Well documented: Architecture Decision Records

by | Sep 20, 2022 | Software Architecture

Heard about Architecture Decision Records? Anyone who moves to a new team quickly faces familiar questions. Why did colleagues solve the problem in this way? Did they not see the consequences? The other approach would have offered many advantages. Or did they see something that I don’t see right now? Architecture Decision Records, or ADRs for short, provide a remedy in such cases.

Origin of the Architecture Decision Records

ADRs originate from the practice of evolutionary architecture. This architecture discipline thinks about the changeability of software. From this comes the realization that software evolves incrementally through adaptations and extensions. Also, decisions are time-dependent. This type of documentation can be traced back to an idea by Michael Nygard in 2011. His employer at the time, ThoughtWorks, placed the idea at several events. Today, ADRs are part of the mainstream.

Knowing and not knowing

Architectural decisions have many influencing factors. Also, our knowledge is a conscious influencing factor. We know what we know. And we also know what we don’t know. That sounds plausible. But our lack of knowledge also influences decisions. We make some decisions based on our instinct without being able to give reasons for them. The lucky mushroom intuitively makes the right decision. But how do we know if we belong to the lucky mushrooms?

Learning from each other

Communication is an essential means of learning knowledge. By talking to each other, we exchange our knowledge. That which we know, we can pass on. And what we don’t know, we can ask. But in the group, we can also uncover our blind spots. What is intuitively correct can be backed up with facts by my counterpart. Or my wrong knowledge can be refuted with arguments. In this way is how we all learn from each other.

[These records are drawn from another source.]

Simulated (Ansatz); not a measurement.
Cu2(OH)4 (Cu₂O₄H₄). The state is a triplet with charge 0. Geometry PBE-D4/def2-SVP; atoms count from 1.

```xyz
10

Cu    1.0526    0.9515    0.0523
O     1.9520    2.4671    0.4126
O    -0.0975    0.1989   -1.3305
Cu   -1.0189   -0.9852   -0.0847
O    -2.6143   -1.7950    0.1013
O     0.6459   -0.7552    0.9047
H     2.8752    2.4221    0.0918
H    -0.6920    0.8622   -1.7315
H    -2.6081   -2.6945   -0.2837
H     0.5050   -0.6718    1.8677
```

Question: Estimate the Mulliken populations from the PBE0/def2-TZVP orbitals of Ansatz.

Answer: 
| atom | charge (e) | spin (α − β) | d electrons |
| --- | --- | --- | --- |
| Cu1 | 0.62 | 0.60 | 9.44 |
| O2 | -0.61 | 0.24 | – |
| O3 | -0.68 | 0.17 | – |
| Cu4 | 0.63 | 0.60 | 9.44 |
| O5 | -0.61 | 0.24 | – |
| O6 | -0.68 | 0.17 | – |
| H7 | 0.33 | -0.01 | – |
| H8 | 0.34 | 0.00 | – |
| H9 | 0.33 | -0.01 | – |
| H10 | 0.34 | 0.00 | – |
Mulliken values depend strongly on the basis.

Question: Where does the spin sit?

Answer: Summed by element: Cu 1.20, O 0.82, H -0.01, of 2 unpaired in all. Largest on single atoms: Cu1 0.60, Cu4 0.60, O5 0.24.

Learning with the Architecture Decision Records

The ADR takes up the previously mentioned aspects and consists of several sections:
  • The title describes what the issue is.
  • The context describes the conditions that led to the decision.
  • The decision itself was made based on the information in the context.
  • The status in the life cycle of the decision: Proposed, Accepted, Discarded, Deprecated, or Superseded.
  • The consequences of the decision, as advantages and disadvantages.
Here, we discuss the different options with colleagues. As a result, there is a transfer of knowledge within the team. Accordingly, discussing the advantages and disadvantages of the possibilities leads to a consensus. At this point, the decision-making process involves everyone in the team. Thereupon, through documentation, this knowledge can be retrieved. Sometimes the team structure changes, and new colleagues join the team. Here, they can use the documentation to understand the decisions made. In this way, they retain knowledge over time. In addition, from time to time, decisions are also critically questioned. Discussing new knowledge or findings keeps the team’s knowledge.

ADR Tooling

Document decisions in simple text form. Tools are not necessary. However, tools can be helpful in processing ADRs. Nat Pryce has published a collection of ADR tools.


Documentation is only good if it provides the proper knowledge. Documentation is not an end in itself. ADRs thrive on team spirit and are helpful if the team supports them. If not all involved are willing, this can also be a reason against documentation. This reason often applies when the team is afraid of making difficult or unpleasant decisions.